Christmas is tomorrow and, like most people, I’m scrambling, making sure I’ve purchased and wrapped gifts for everyone, the turkey’s defrosted and there’s eggnog in the fridge.
I’ve been blessed with good health, a wonderful family and more than enough of what I need. But since Santa’s a magical guy who promises to deliver things we want, not necessarily what we need, here’s my pie-in-the-sky Christmas list…
A convertible.Yes, Santa, I know this wish is totally impractical. There wouldn’t be room for the four car seats I need for my grandchildren. I also need plenty of space for my briefcase, camera bag, over-sized purse and boxes of books on CD from the library.
But to cruise along a back country road in a sleek convertible, the top down, the wind blowing through my hair and the Beach Boys blaring, what a wonderful ride that would be.
A cruise. I’ve never been on a cruise. In fact, I’ve been on very few boats in my life. But imagining a week with unlimited delicious food, having my bed turned down every night and visiting exotic locations would be a dream come true.
However, my stomach is unreliable and, thanks to a bout with salmonella years ago, unfamiliar foods send my stomach into orbit. I’m afraid a week on the open seas would do the same.

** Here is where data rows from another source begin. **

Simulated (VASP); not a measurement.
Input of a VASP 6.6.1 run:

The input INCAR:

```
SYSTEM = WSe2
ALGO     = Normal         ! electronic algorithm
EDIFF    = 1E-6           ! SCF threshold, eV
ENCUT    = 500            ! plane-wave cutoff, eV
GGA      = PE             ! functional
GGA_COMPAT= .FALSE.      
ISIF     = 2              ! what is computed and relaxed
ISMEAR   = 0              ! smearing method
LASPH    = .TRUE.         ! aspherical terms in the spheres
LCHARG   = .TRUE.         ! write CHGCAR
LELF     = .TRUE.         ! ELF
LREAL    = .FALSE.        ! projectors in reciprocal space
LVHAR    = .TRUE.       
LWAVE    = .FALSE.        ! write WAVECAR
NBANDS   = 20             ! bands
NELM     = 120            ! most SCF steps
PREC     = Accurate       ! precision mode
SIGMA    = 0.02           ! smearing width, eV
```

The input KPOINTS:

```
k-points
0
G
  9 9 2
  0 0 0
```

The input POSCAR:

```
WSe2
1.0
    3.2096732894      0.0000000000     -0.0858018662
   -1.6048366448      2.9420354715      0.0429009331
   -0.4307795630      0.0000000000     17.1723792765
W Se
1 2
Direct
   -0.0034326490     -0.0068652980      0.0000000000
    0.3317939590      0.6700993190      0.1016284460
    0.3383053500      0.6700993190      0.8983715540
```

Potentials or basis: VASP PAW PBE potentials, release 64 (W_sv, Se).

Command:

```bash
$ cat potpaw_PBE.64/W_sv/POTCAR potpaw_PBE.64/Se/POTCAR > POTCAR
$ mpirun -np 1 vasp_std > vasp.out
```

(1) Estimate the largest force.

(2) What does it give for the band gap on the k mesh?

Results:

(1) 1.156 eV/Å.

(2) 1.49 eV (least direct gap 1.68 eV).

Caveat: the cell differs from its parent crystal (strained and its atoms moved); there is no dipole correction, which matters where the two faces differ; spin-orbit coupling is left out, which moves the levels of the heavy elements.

So Santa, if you could send me on a cruise where I wouldn’t have to deal with anti-sea-sickness patches all over my back, I’d be a happy camper.
A trampoline. An odd Christmas list, Santa, but I don’t want a trampoline because I have four young grandchildren.
I want a trampoline for me. I’d love to jump up and down, do flips and let loose much like any 7-year-old child does when presented with something to jump on. You’d have to include courage and a neck brace for me to carry out these acrobatics, but to fly through the air would be worth the risk.
Courage. Much like the Cowardly Lion in “The Wizard of Oz,” I’d love the audacity to stand up to bullies, slay the wicked witches of this world and protect my loved ones with a snarl and an intimidating style.
I did have the courage to stand up to the con man at a recent street festival who charged $5 to throw a dart at a balloon and then gave children a plastic water pistol.
When a short, obviously angry woman stands in front of your tent and says at the top of her voice “how do you live with yourself ripping off little children?” and demands her money back, I guess I’ve got buried courage.
Which, come to think of it, so did the Cowardly Lion.
An afternoon. This is probably the hardest item on my Christmas list, Santa. I’d like an afternoon to spend with my dad.
He’s been gone for over 13 years now, and there’s so many things still left to say. I want to tell him all about my grandchildren and thank him for being a magical “Pops” to my children.
I want to ask his advice about how to grow older without ever having to grow up. I want to smell his Old Spice aftershave one more time and let myself get swallowed up in a bear hug that only dads can give to their daughters.
And then, just maybe, I’d have the courage to take my dad’s hand and jump on the trampoline with him. And that, dear Santa, is my Christmas wish list for 2014.
To all those who have a pie-in-the-sky Christmas list, may all your wishes come true and may Santa deliver everything your heart desires.